14. A providential storm swept the camp in August 1864
Throughout the early summer of 1864, the weather around Andersonville remained hot and dry. The Stockade Branch slowed to a trickle, and the water holes, dug as cisterns to collect rainwater, dried up. By the first week of August, the lack of water became critical, both within Camp Sumter and in the surrounding area. On August 9, in the early evening, a storm arose which released its fury throughout the night. Heavy rains raised the creeks outside the stockade and finally entered the stockade in a torrent. The rushing water knocked down the stockade where it entered and again where it exited the camp. The water scoured the creek bed and the surrounding marsh. Prisoners leapt into the flood to recover wood being washed away. The Confederate guards were forced to endure the storm in battle lines to prevent prisoners from fleeing the stockade.

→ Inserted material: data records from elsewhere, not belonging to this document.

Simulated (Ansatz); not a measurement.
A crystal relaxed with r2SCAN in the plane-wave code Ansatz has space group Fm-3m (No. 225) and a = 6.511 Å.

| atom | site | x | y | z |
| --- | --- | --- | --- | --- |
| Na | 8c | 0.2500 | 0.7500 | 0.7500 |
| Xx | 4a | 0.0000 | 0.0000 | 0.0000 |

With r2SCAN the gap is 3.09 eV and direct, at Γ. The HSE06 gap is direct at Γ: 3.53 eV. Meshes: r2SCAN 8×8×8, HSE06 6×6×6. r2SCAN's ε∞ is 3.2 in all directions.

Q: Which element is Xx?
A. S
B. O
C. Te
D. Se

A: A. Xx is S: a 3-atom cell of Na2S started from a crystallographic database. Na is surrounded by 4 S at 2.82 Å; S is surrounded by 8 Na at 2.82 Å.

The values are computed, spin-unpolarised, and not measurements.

Uprooting some of the stockade revealed an underground spring, previously undiscovered. Before the storm had ended the water from the spring was diverted into the compound. When the storm ended, Stockade Branch and its feeders had been cleaned of the filth with which they had been polluted. The stream soon returned to its fetid condition, but the diverted spring provided a source of water other than that of the creeks. The prisoners name it Providence Spring. Following the storm, the stockade walls were repaired. Winder ordered a second stockade, some distance away and surrounding the first, erected later that month. He also received orders to begin reducing the population of Camp Sumter by transferring prisoners to other camps. Sherman’s approaching army and the possibility of cavalry raids inspired the Confederates to move their prisoners.